The food industry is not the enemy

Gary Lineker in a Walker's crisps ad
Ad people are clever – problem-solvers by nature. Stopping them from using celebrities to promote food to kids is dumb because it’s just another creative constraint and ad people eat creative constraints for breakfast. Likely net effect on the sales of high sugar, high fat food to kids? Zero. A clever approach would exploit the collective brains of the marketing community by setting them a huge, industry-wide challenge – one with some measurable goals: increase take-up of municipal sports facilities amongst kids by 15%, reduce the incidence of early-onset diabetes by 5%, grow sales of ‘green light’ foods through fast food outlets by 10%… that kind of thing. The ad industry doesn’t need a bunch of clueless and ineffective new rules – they just need a good brief.

Their clients are a different matter, though. Manufacturers and retailers need different incentives – some real legal constraints: mandated reductions in salt and sugar content and scary labeling for ‘red light’ foods, for example. Once the new constraints are in place, though, the creativity of the industry should take over. Look at McDonalds. The nasty prospect of commercial annihilation at the hands of next wave outlets (from trendy soup-in-a-hurry merchants to cool ‘third place’ coffee lounges) has produced a flurry of changes to the menu: from the cosmetic and largely pointless (organic milk, free range eggs) to substantive dietary novelty (salads, fruit happy meals). McDonalds is a brand in transition – I’ll bet you a Big Mac you won’t recognise The Golden Arches in five years. Call me credulous but I think the food industry, given some smart guidance from legislators and some help from their creatives, could surprise us by helping to deliver a healthier population sooner than we think.

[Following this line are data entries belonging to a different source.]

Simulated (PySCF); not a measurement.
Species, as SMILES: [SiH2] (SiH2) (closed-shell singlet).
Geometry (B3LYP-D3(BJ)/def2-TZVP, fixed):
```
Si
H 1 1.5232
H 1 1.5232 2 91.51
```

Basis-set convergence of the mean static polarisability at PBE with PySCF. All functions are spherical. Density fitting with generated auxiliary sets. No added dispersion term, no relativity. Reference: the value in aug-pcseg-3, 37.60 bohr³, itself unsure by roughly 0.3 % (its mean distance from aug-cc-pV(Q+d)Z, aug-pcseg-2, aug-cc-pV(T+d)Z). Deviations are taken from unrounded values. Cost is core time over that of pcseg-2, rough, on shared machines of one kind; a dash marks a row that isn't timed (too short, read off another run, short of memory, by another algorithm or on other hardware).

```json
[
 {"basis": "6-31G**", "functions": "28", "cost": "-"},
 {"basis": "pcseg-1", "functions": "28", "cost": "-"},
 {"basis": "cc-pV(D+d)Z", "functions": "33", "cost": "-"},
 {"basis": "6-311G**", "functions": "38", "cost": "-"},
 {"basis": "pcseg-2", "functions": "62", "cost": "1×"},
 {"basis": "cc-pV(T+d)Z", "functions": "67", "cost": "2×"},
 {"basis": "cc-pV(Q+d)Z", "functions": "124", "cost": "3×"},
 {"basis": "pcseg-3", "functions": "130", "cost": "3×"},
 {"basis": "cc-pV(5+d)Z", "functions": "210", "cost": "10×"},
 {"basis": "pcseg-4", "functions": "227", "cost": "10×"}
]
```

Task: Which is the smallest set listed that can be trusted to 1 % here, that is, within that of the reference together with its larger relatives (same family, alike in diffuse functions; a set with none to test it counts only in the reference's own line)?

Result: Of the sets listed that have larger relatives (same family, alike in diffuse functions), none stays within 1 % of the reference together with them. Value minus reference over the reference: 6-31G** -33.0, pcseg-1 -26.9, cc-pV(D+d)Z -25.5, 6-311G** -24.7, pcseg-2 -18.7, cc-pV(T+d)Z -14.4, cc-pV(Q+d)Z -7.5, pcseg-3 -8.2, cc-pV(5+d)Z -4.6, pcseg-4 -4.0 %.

Some links: opposition to regulation from a Times leader, remarkably comprehensive obesity briefing from The Daily Mail, Gay.com on Lord Tebbit’s hilarious buggery gag on The Today Programme. Chairman of the Food Standards Agency on the obesity crisis.

1 comment

  1. Yeah – I was listening to the Today when Tebbit made that gag re buggery – I couldn’t help but cringe desperately – and the presenter did his level best to talk over and change the subject. Brilliant! Even better than than the “cricket test” gag. Go Norman – go!